Primary school

Ghana introduced a bold new curriculum of the future in 2019 labelled the ‘Standards-Based Curriculum’ (SBC) for kindergarten to primary six. While this new curriculum reform alters the country’s education landscape for the better, it is not enough to cause the expected shift from the traditional method of teaching practised in Ghanaian classrooms.

The National Council for Curriculum and Assessment (NaCCA) has explained that the rationale for the introduction of the ‘Standards-Based Curriculum’ was to change the content and structure of the education system largely focused on passing examinations to building character, nurturing values, literacy, confidence, and critical thinking of children. The key features of the new curriculum include the acquisition of the 4Rs (reading, writing, arithmetic, and creativity), development of core competencies/twenty-first-century skills (foundational and lifelong skills), learner-centred pedagogies (e.g., differentiation, scaffolding, and use of ICT), and inclusion and diversity in education.

This direct response by Ghana to the objective-based curriculum (OBC) which has been in existence since 1961 when the Education Act was passed positions it as one of the emerging countries in the world where learning through play is being promoted as an important strategy to promote the holistic development of children.

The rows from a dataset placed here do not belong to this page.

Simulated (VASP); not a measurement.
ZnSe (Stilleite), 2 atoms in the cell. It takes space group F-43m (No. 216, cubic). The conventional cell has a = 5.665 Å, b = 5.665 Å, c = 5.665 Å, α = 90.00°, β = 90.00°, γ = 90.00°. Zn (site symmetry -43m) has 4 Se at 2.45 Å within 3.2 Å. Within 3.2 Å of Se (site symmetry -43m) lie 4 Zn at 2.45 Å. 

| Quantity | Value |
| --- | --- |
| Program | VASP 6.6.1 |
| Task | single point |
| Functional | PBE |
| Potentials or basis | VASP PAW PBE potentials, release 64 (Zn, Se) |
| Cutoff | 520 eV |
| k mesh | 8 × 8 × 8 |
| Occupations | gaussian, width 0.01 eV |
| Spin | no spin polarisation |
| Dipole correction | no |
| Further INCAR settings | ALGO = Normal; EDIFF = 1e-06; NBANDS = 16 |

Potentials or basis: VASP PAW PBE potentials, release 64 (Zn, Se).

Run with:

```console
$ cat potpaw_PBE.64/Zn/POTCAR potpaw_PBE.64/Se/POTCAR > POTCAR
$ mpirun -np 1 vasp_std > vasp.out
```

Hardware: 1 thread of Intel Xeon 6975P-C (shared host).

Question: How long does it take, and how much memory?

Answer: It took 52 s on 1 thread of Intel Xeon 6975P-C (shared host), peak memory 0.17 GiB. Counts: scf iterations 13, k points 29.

Play-based learning (PBL) or learning through play (LtP) is considered by researchers as an effective teaching and learning tool that helps children to be creative and imaginative, hones their physical abilities, engages their natural curiosity, and allows them to pursue their experiences based on their individualised interests, strengths, and skills while learning to make sense of the world around them. Play-based learning pedagogy entails both child-led and teacher-designed learning opportunities.

The benefits inherent in playful learning are not available to children when teachers use the traditional method of teaching which follows the drill and rote method of memorisation. With this outdated method sadly used in Ghanaian classrooms at a wider scale, children learn through repetition and memorisation, with little to no scope for critical thinking and independent thought processing.

The Minister of Education, Dr Yaw Osei Adutwum eruditely summarised the problem Ghana is facing when he addressed delegates at the United Nations General Assembly on September 21, 2022. “I speak with students and when I finish, I ask them ‘do you have any questions for me?’…[and] no hand goes up…We have tamed the children. We just want them to write down what we tell them and on the day of exams, they should put down what we have told them [then] we say you’re the best student the country has ever known.”

The former Mathematics and Information Technology teacher at the Manual Arts High School continued that “[this] kind of education system will not transform Ghana. That kind of education system is not going to give us critical thinking individuals, especially since we are in the 21st century and education 4.0 and the Fourth Industrial Revolution.”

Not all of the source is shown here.